Thursday, January 31, 2008

Rates! They are a'fallin!

Ben Bernanke at the FOMC met and cut rates yesterday by another 50bp. Let me just say that, in the past, I've been a big proponent of Bernanke. He is a well respected technocrat and I think he's very intelligent. The current actions of the FOMC are a bit troubling to me... We haven't gone over a cliff yet... but I'd like to see us advance a little more slowly towards the precipice then we seem to be.

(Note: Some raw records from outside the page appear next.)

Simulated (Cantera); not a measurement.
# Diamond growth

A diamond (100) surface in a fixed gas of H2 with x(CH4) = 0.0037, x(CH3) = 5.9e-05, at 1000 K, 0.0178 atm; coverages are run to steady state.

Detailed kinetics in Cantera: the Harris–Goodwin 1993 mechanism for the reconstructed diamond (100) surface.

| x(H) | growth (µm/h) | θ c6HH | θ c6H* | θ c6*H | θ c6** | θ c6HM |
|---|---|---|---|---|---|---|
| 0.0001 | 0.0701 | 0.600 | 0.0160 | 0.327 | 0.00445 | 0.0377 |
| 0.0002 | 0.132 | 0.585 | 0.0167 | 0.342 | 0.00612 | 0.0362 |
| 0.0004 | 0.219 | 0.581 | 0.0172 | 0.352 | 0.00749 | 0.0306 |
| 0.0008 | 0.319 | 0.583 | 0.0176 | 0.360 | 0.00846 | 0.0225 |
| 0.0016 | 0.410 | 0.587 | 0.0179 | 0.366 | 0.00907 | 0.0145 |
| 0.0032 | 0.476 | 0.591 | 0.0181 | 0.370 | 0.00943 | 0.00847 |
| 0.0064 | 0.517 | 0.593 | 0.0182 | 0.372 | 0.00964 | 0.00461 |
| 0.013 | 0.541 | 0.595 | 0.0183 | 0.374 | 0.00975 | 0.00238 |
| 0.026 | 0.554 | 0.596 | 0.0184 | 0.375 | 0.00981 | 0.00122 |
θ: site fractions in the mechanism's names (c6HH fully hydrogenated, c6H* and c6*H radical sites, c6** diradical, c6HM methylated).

Rates have dropped 1.25% in three weeks. That level of drop is unprecedented in modern U.S. Economics. BUT... and this is a big but... we're probably okay as long as the Fed decides, "Okay, we've cut alot... let's wait a bit and see what happens"... The problem that the Fed got into before was that they expected rate cuts to work a little quicker and when they didn't, they worried that they weren't working at all. At a fed funds rate of 3% (prime of 6%) we're now at the bottom edge of what most economists would consider the "neutral, non-inflationary" interest rate (generally regarded to be 3-5%)... The fed is essentially leaning on the accelerator of the economy ever so slightly. Let's now make the mistake we did before and put the petal to the metal, however. There's a tendency by FOMC directors, to think of the rate changes (rather than the rate itself) as the accelerator... "If we want to accelerate the economy we should cut rates"... That's not entirely accurate... The first question needs to be, "What's the rate at now?" and if the answer is "Low", the next question should be, "Do we want to accelerate the economy more than we are right now?"

I think the economy doesn't need any acceleration... If we're headed into a recession it's not going to be a typical one. Banks need to purge their bad loans and cure themselves of this moral hazard they've created (i.e. "The Fed will bail us out"). Current markets seem to be pricing in another quarter point rate cut by mid year. That's about the pace I would expect. The fed has now races us considerably lower then we were and its time to pause and catch our breaths.

There's another reason to be wary and slow down. We've now flipped the financial market economy on its head. There's going to be an inevitable reallocation of resources as a result of these cuts. As a result, we need to pause and let those resource allocations begin to happen... The move from 6.25% to 3.00% is going to cause a lot more reallocation of resources then the subsequent more from 3.00% to 2.00% will... Let's keep that in mind. If anyone speaks to Ben Bernanke on a regular basis, point him to my blog... Clearly, I'm the expert he wishes he was ;)

2 Comments:

At 7:39 PM, Anonymous Anonymous said...

Truly, you have a dizzying intellect.

Can an economy be artificially stimulated indefinitely? Always seems like the slightest fluctuation in anything is cause for alarm and emergency procedures as if we were about to be kicked into the Pit of Death. Is there such a thing as an economy self-correcting anymore? Or is it that in the world of instantaneous results we expect (hell, demand) things be fixed instantly?

And on a side note, why is it everyone still goes bat-shit crazy when the Dow drops 300 points in a day? Dropping 300 when the index is at 12000 or 13000 is hardly the same as when the index was at 2500.

 
At 5:49 PM, Blogger Jeff said...

The Fed's role (in theory) is to make sure that the cycles aren't quite as bad. In theory, that means making the good times not quite as good and the bad times not quite as bad... In this case, I think the Fed needs to let the market work it's way out of these troubles and (unfortunately) that may mean letting some people get foreclosed on.

The best role government can take at this point would be to mandate a 1-2 year moratorium on apartment's looking negatively at foreclosures during the application process.